Spain is about to discover whether 100 billion euros of emergency EU money is enough to bail out its crippled banks.
Independent auditors from the US and Germany have been studying bank balance sheets that have been hit by a collapsed property boom in the eurozone's fourth largest economy.
There are already doubts that the EU money set aside will be enough and market relief lasted only an hour after the bailout request was announced.
The audit has been carried out by consultants Oliver Wyman and Roland Berger and is the second of three reports.
The third is still expected to be published at the end of July, despite reports suggesting it would be delayed until September.
Almost two weeks ago, Spain's government asked the EU for money to help prop up its beleaguered financial sector.
Although they haven't agreed on an amount yet, the eurogroup of 17 nations has offered up to 100 billion euros and it is widely thought that Spain will need all that and maybe more.
Forecasts of how much Spanish banks might need vary widely.
The IMF said they would require about 40 billion euros but JP Morgan has estimated 75 billion, as part of a wider package that would cost 350 billion.
This, however, would be consistent with the trend set by previous European bailouts.
Greece and Portugal both required additional money after the initial injection of cash, but Europe has insisted that it will give Spain the money it needs and a little bit more to cover unforeseen circumstances.
The interest rate that the Spanish government has to pay on 10-year borrowing has twice climbed above the psychologically important 7% mark in recent weeks.
It is proof that Spain's fortunes, rather than Greece's, are key to the future of the single currency.
Francois Hollande, the new French president, has said that the high borrowing costs for Spain and Italy are unacceptable and Europe must show "a much faster ability to intervene".
That intervention might come via the two Euro bailout funds: The EFSF and ESM.
Journalists at the meeting of the G20 in Los Casbos, Mexico, were briefed that a plan mooted by the Italian PM Mario Monti might be implemented.
It would allow the EFSF and ESM to directly buy Spanish and Italian sovereign bonds in the hope that such action would help bring the yields (interest rates) down.

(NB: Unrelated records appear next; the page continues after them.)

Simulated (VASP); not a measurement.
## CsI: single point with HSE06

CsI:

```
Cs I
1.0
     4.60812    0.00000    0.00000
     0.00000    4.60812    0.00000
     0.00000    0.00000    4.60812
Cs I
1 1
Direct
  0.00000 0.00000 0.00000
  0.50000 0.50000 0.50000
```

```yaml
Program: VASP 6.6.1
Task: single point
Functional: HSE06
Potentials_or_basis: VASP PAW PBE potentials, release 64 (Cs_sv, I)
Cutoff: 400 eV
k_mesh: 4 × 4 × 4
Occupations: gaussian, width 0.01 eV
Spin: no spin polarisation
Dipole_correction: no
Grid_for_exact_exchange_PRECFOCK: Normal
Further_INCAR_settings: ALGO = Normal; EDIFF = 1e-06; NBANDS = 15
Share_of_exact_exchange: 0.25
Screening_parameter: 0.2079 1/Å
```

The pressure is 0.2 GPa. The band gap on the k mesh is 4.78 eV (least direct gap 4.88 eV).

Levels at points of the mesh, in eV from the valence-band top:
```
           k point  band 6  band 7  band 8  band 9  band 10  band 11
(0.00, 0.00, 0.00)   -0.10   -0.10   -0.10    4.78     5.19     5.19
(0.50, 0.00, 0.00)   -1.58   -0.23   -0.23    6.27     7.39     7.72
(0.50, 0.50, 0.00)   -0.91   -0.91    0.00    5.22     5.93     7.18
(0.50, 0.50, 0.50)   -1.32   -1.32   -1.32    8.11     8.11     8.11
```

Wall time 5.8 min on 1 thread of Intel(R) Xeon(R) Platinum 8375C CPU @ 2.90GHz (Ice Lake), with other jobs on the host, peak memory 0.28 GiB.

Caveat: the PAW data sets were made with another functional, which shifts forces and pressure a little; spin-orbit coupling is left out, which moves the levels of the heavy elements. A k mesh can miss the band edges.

That would require approval from Germany which has so far been opposed to such measures - although it is likely to be discussed further when Angela Merkel meets Mario Monti, Francois Hollande and Spanish PM Mariano Rajoy in Rome on Friday.
It could be announced officially at an EU leaders' summit in Brussels at the end of next week.
Spain looked to raise 2bn euros at a sale of 2, 3 and 5-year bonds today and managed to easily secure that sum but the rates demanded for the bonds maturing in 2014, at 4.7%, were more than double those paid in March.